Odd as it may seem, this could be the look of residential architecture in the new millennium. For years, everyone pictured futuristic houses like the Jetsons' -- all open and glassy. But architects are telling us to forget that. With the year 2001 nearly here, they are designing homes that resemble the fortresses and Spanish missions of yore. The style is inward-looking, with front-yard walls that keep out the neighbors and with tall, narrow windows that limit the light.

"Anybody we want to see our place, we invite in," says attorney Don Daniels, whose three-bedroom house in Murietta, Calif., has a walled-in courtyard -- even though it is located in a gated community.

In Scottsdale, Ariz., Saddleback Handcrafted Homes Ltd. is building a subdivision where all the houses will feature rounded turrets, private courtyards and tall windows in styles that developer Larry Kush calls "Mission and Tuscan." The homes range from $382,900 to $639,000.

Every era has its Zeitgeist, enshrined in sticks and bricks: The unassuming 1940s Cape Cod. The self-consciously modern '50s rambler. The at-war-with-itself '60s split-level. Architects and builders say the house of the next decade will reflect end-of-the-century anxieties about privacy and security. It will also be a rejection of the showy houses of the '80s, with their soaring ceilings, open floor plans and huge windows that invite passersby to peer in and check out the furniture. "The days of ostentatious-looking houses are over," Tucson, Ariz., builder David Baird says.
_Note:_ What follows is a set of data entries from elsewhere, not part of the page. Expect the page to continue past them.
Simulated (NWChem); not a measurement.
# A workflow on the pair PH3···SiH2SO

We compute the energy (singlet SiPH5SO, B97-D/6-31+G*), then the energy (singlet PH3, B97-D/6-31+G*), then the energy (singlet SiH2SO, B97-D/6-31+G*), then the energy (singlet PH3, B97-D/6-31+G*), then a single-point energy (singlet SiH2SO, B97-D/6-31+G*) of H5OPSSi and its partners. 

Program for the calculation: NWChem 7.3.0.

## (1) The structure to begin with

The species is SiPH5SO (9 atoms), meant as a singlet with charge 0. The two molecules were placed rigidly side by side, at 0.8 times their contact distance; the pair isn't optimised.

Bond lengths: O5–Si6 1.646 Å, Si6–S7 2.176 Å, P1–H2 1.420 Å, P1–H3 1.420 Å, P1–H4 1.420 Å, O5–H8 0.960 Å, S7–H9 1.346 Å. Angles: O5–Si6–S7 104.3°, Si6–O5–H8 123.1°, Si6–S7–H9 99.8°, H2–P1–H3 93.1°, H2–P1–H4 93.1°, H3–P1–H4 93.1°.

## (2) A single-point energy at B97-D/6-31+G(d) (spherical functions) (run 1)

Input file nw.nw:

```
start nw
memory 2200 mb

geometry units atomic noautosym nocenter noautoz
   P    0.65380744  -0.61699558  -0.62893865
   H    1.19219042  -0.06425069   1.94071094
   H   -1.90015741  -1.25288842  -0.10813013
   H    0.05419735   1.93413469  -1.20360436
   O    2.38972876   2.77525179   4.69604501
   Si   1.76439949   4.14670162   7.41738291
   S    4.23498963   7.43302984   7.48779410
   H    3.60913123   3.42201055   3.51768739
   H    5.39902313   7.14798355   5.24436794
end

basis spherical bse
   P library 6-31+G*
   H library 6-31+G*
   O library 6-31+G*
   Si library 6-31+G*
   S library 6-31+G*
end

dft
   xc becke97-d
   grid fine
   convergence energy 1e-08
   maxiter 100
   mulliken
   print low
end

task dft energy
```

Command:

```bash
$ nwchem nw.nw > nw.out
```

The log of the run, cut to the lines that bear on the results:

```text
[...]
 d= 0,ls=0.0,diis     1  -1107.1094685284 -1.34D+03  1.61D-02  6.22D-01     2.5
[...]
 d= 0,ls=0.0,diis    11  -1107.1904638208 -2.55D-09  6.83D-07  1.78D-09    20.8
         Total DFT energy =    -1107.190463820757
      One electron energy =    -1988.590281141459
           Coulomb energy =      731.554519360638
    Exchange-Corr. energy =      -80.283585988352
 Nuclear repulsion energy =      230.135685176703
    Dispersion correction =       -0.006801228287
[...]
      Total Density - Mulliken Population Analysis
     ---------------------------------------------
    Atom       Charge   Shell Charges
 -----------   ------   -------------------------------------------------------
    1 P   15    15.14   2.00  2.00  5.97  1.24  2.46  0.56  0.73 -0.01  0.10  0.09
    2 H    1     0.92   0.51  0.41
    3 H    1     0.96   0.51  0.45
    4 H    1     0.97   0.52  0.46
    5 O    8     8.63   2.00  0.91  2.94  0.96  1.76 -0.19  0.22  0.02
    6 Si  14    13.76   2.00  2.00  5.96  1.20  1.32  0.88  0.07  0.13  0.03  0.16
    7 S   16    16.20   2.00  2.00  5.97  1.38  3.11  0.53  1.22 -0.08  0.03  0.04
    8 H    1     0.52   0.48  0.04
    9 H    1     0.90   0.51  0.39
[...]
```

Of course, architects and builders always try to come up with new ways to make current houses seem outdated. After all, they sold homeowners on "conversation pits" and "rec rooms" a generation ago. And not everyone in the field is taking this approach, nor will every homeowner necessarily embrace it. "It sounds very dark and isolated," says Sharon Henderson, who lives in a faux-Victorian in Vienna, Va.

But the neo-fortress movement of the moment does seem to be popular, if only because it expresses a general mood these days: "Keep out." Just check out the features on architects' blueprints:

Twenty-First Century Turrets

The ultimate Gothic symbol is now a place for home gyms and offices. Mark Wilson, president of London Bay Homes Inc., Naples, Fla., recently built an $8 million, 14,000-square-foot house that has two turrets. One looms over the entry; the other rises near the garage and features a platform, circular stair and fireman's pole. "The client thought it would be a great for his grandchildren to be able to shoot their BB guns out the window, then slide down the pole," Mr. Wilson says.

The "Home of the Future," a concept house unveiled last year at the National Association of Home Builders convention in Dallas, presents an almost forbidding, plain brick face, punctuated by two stone turrets. "Turrets connote fortification and strength, plus they're a natural gathering place," says Santa Barbara, Calif., architect Barry Berkus, who designed the house. He says people are attracted to turrets these days because they evoke lonely, romantic symbols such as lighthouses and silos.

Still, turrets are "expensive to build, and it's difficult to place furniture in them," says William Scalise, a custom-home builder in North Huntingdon, Pa.

Narrower Windows

Big, round-top windows have become "tract-house cliches," says J. Robert White, principal and director of design for Scheurer Architects Inc. in Newport Beach, Calif. He says he uses long rectangular windows because they are "more in tune with human proportions."

Lorin Jacobson, vice president of design for Jacobson Homes Inc. in Chester Springs, Pa., says he recently put narrow windows in a new $1 million, 7,000-square-foot gray granite home because they "look much better with the 18th-century styles and 9-foot ceilings we're doing now."

Mr. Berkus, who put narrow windows in the Home of the Future, offers a similar explanation. "If you look at house facades throughout history, you'll see that they had more wall space and smaller windows."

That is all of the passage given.